Cinnamon Bun Cheesecake
Prep: 20 min. Cook: 180 min.
10 servings
Ingredients
One 9 inch spring form pan sprayed with non-stick spray
One large piece of heavy duty foil to cover whole outside pan
Preheat oven to 325 degrees
Crust:
1-3/4 cups crushed graham crackers
1/3 cup brown sugar, packed lightly
6 tablespoons butter, melted
Cinnamon Sauce:
1 cup brown sugar
1/2 cup of light corn syrup
1/4 cup water
2 teaspoons cinnamon
1/2 cup heavy cream
Cinnamon Streusel:
2/3 cups of flour
1/2 cup brown sugar, lightly packed
6 tablespoons cold butter cut into pieces
2 teaspoons cinnamon
Cheesecake batter:
4- 8-oz. packages of cream cheese, room temperature
1-1/2 cups white sugar
1/4 cup flour
2 teaspoons good vanilla extract
4 eggs, room temperature
White Chocolate Drizzle:
6 oz. white chocolate chips or white almond bark
1 tablespoon cooking oil
Directions
Spray the spring form pan with non-stick spray and cover the entire outside of pan with the heavy duty aluminum foil. Set aside.
For crust:
Combine cracker crumbs, brown sugar, cinnamon and melted butter. Mix well. Pat into spring form pan. Set aside.
For cinnamon sauce:
In medium sauce pan, combine brown sugar, water and cinnamon. Heat until mixture starts to boil and sugar is dissolved. Add corn syrup and boil on medium heat another two minutes. Add heavy cream and continue to boil on medium heat for another three minutes. Remove from heat and set aside to cool for about 30 minutes until ready to use.
For the streusel:
Combine flour, brown sugar, cinnamon and cold butter chunks. Mix well until all the flour is incorporated into the butter and sugar. Mixture should be crumbly with no loose flour. Set aside.
Cheese cake batter:
In large bowl or Kitchen Aid Mixer bowl, combine the sugar and flour. With paddle attachment or hand mixer, combine the flour and sugar until incorporated. Add the cream cheese and vanilla. Beat on medium speed until mixture is well combined and fluffy. Scrape down sides of bowl to make sure all is incorporated. Add eggs one at a time, mixing on lowest speed of mixer just until incorporated. Stop mixing right after the fourth egg is incorporated. Remove paddle attachment or beaters and give the mixture a stir by hand to make sure all is incorporated.

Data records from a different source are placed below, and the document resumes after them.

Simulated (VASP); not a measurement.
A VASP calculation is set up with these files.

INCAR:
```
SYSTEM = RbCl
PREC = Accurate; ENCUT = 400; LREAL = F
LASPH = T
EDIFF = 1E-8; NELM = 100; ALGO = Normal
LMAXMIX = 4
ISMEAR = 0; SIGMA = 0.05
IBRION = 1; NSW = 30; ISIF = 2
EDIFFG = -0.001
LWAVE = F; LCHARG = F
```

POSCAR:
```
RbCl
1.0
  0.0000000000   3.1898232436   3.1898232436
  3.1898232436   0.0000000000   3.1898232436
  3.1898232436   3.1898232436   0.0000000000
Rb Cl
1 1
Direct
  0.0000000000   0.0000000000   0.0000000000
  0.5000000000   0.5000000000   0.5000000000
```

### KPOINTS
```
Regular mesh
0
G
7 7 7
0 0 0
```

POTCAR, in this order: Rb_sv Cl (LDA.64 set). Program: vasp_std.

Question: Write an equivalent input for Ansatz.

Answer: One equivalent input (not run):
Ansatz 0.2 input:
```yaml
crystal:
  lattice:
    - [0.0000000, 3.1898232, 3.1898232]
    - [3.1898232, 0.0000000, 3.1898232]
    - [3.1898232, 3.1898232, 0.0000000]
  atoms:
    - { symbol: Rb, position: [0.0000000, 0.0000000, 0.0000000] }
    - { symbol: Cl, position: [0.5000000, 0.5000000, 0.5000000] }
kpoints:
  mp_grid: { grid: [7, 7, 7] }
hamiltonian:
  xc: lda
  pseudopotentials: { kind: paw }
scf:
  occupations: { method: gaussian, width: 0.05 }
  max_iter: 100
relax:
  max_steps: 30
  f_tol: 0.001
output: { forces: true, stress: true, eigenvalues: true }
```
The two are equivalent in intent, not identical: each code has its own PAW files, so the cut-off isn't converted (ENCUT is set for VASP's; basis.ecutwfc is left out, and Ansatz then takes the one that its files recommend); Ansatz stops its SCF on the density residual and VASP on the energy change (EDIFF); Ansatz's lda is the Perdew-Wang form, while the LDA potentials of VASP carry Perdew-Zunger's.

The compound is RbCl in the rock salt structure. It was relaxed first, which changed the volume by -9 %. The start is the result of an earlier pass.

Pour cheesecake mixture into prepared pan. Give the cinnamon sauce a quick stir to eliminate any lumps and place tablespoons full of the sauce on top of the cheesecake batter, using half of the sauce and reserving the rest for later to drizzle on sliced cheesecake. Swirl the sauce through the batter with a spoon or knife until well distributed.
Spread the streusel on top of the batter evenly.
Place cheesecake in oven and bake approximately one and a half hours... ovens will vary. Cheesecake should be spongy on the outer rim and slightly jiggly in the middle. Remove from oven and let rest ten minutes. Take a thin sharp knife and run it around the entire pan to loosen the cheesecake to prevent any cracks. Cool another hour.
For chocolate drizzle:
Place a glass bowl over a pan of simmering water, making sure the bowl doesn't touch the water directly. Add the white chocolate chips or white almond bark and the tablespoon oil. Stir until the chocolate is completely melted. Drizzle over the streusel topping on the cheesecake and refrigerate at least 4 hours or overnight.
To serve:
Plate cheesecake on plate. Microwave the remaining cinnamon sauce and drizzle on plate and add the piece of cheesecake or drizzle the sauce directly over the cheesecake.